And so, look, I mean, the danger for the Conservative party is when you get bad news layered upon bad news is it becomes a self-fulfilling prophecy in a way and things go from bad to worse and morale starts to break down. You start to get briefings about the way the campaign’s being conducted. And that’s the danger, I think, of these events coming together, because all Conservative candidates can look at that YouGov poll for Sky, look at their individual constituencies, and you can see a whole load of big names potentially being wiped out, people like Gillian Keegan, the education secretary down in Chichester, or Jeremy Hunt in Godalming and Ash. I mean, it looks really bad at the moment but, you know, we’re still four weeks out from polling day.

Lucy Fisher
That’s true. And something that struck me, George, is the money troubles that the campaign may run into. I wrote this week about three senior Tory donors who’ve collectively given more than £5mn to the party feeling like they had to take out their own private polling because they were being spun by Tory campaign figures saying, “Don’t believe the public polling. The party’s prospects are much better than is being suggested publicly. You know, we’ve got internal data”. And these donors thought, hmm, not sure about that, commissioned their own private polling and hey presto, found actually, it totally aligned with what we’re seeing in public: that the Tories are headed for an electoral rout.

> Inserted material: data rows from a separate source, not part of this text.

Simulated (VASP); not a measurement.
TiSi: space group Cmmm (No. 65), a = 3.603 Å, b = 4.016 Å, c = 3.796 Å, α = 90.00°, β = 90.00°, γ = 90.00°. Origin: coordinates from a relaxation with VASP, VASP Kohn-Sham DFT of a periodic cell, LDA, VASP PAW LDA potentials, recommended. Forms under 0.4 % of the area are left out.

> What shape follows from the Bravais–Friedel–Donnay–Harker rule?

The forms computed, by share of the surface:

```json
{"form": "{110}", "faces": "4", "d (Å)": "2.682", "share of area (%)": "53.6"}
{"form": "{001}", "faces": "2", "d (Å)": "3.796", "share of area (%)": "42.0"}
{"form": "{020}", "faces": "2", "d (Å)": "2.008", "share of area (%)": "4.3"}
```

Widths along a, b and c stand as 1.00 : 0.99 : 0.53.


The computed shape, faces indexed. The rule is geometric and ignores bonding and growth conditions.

And on Monday night, the Tories put out a new announcement. We just get a rolling drip feed of announcements, including a pledge to update and amend the Equality Act on Monday. But at the end of the day, the Tories said that they would introduce an immigration cap. Tell us about this. And was this already in the pipeline, do you think, or was it a response to Farage stepping into the fray?

Anna Gross
So to start with, party insiders say it was definitely already in the fray. It was already being worked out, you know; a long time in the works. So the policy is essentially, it’s fairly radical. I spent a bit of time yesterday trying to work out if there were other countries doing similar and the US is the only country I could find that was doing anything that was similar to that.

So the idea is that there would be an annual cap on the number of migrants that could come to the UK, specifically on work visas or family reunion visas and that cap would . . . They guaranteed that cap. Well, it would first of all be voted on in parliament, but they guarantee that it would come down every single year over the next parliament. And so this is a bit of red meat to the right of the party who’ve been calling for this for some time, including former immigration minister Robert Jenrick.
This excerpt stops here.